First, create a both mutable and immutable version of Point:

class PointerInterface {

  add(otherPoint) {

    return this;

  }

}



class PointMut extends PointerInterface {

  constructor(x, y) {

    this.x = x;

    this.y = y;

  }

  add({ x, y }) {

    this.x += x;

    this.y += y;

    return this;

  }

}

class Point extends PointerInterface {

  constructor(x, y) {

    this.x = x;

    this.y = y;

  }

  add({ x, y }) {

    return new Point(this.x+x, this.y+y);

  }

}

Then, implement asMutable for Point to PointMut conversion:

class Point extends PointerInterface {

  // ...

  asMutable() {

    return new PointMut(this.x, this.y);

  }

}

Similarly,

class PointMut extends PointerInterface {

  // ...

  asImmutable() {

    return new Point(this.x, this.y);

  }

}

Then we can write withMutations similar to how immutable-js does things:

// only export immutable Point

export default class Point extends PointerInterface {

  constructor(x, y) {

    this.x = x;

    this.y = y;

  }

  add({ x, y }) {

    return new Point(this.x+x, this.y+y);

  }

  asMutable() {

    return new PointMut(this.x, this.y);

  }

  withMutations(fn) {

    var mutable = this.asMutable();

    fn(mutable);

    return mutable.asImmutable();

  }

}

Immutable Method Chaining: a Functional View

It seems fairly obvious how to design immutable, chainable apis, just write methods returning new (immutable) instances of the class.

class Chainable {

  transform(...args) {

    // implementation

    return new Chainable(/* ... */);

  }

}

As a simpler alternative, the following code does the exact same thing as above, with a plain function:

function transform(chainable, ...args) {

  // implementation

  return new Chainable(/* ... */);

}

The type signature of transform is: (Chainable, ...any) -> Chainable. Of course, when we have multiple transforms on Chainable (either multiple calls or multiple types of transforms), the function version quickly becomes very cumbersome to use. Compare the following:

transform3(

  transform2(

    transform1(chainable, args1), args2), args3);

vs.

chainable

  .transform1(args1)

  .transform2(args2)

  .transform3(args3);

However, this does not mean function-only strategy is not possible to achieve the same level of flatness and readability, we have a few tricks that can help from functional programming: function currying and composition.

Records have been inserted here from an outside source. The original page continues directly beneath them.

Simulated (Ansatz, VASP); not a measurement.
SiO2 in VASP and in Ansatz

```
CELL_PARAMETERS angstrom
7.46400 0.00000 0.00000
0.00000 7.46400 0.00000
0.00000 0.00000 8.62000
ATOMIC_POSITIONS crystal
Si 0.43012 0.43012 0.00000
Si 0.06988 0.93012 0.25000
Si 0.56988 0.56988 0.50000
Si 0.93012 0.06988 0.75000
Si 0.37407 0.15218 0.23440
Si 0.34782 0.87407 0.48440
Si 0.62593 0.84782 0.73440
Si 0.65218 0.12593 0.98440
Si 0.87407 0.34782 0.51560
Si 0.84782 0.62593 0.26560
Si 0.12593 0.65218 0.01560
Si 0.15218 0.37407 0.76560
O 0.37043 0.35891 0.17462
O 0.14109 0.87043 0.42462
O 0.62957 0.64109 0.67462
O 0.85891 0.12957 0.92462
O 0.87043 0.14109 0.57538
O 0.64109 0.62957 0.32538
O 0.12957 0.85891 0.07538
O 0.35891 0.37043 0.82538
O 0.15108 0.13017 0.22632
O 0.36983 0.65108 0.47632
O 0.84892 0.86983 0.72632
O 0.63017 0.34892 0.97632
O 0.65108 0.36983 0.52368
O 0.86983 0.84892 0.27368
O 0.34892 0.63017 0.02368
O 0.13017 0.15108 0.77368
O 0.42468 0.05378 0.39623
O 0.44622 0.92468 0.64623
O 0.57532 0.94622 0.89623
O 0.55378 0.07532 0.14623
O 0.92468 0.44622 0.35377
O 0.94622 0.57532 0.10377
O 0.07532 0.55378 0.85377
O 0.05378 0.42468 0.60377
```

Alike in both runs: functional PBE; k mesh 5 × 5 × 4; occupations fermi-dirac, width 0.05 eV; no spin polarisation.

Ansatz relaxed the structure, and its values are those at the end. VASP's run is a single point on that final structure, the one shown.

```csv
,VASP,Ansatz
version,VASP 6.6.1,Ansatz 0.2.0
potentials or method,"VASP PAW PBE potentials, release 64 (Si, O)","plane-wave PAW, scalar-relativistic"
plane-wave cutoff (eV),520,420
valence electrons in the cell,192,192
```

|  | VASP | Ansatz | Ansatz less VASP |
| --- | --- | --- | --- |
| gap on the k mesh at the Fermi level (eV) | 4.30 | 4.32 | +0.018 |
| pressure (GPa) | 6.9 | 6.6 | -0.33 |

First, lets rearrange the arguments position for transforms, and make them curried:

const transform1 = (arg) => (chainable) => {

  // code

  return new Chainable(/* ... */);

}

const transform2 = (arg) => (chainable) => {

  // code

  return new Chainable(/* ... */);

}

const transform3 = (arg) => (chainable) => {

  // code

  return new Chainable(/* ... */);

}

How do we proceed in using them? We could carefully write down all the necessary calls:

transform3(arg3)(transform2(arg2)(transform(arg1)(chainable)))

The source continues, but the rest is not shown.